TABLE OF CONTENTS In the preceding chapters we saw that there is no such thing as a "pure resistor" and that secondary effects arising from the specific mechanisms of conduction or the geometry of resistive components are responsible for deviations or changes in the actual behavior of a resistor from Ohm's law. In the current chapter we will examine and determine the limits of this behavior.
[1]Significant portions of this chapter have been taken in their entirely from internal papers prepared by Mr. Cherbuy. a research engineer with the Vishay Sfernice Corporation, as well as from application notes on the characteristics of type S-102 resistors, prepared by the Vishay-Foil division.

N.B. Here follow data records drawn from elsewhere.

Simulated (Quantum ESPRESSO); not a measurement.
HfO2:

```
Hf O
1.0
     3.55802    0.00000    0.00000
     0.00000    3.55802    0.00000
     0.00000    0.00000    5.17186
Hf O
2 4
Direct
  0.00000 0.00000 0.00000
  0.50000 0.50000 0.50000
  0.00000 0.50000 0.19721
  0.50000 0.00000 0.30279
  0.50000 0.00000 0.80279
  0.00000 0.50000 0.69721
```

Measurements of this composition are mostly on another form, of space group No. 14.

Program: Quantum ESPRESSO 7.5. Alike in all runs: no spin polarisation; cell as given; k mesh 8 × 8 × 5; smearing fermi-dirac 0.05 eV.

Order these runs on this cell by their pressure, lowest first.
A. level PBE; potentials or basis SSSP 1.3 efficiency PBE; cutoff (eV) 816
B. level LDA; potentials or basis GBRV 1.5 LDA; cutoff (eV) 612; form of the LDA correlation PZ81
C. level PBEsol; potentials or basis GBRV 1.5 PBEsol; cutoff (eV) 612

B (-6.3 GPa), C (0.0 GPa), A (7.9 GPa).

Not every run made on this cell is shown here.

For a resistor to be used or even measured, it must be connected to the remainder of the circuit or measuring device by means of conductors, which, like the resistor itself, introduce a non-zero ohmic value and self-inductance that must be taken into account if the current varies with time. In the same manner the dielectric medium that protects and insulates the resistor from external effects is characterized by very high, but not infinite, resistance and capacitance that influence the signal.
A resistor placed between the nodes of a network (Fig. 1) can be represented (in DC) by three local resistances: R, the nominal resistance; P, the insulating resistance between the input and output of the nominal resistance, and S, the resistance of the conductors (Fig. 2).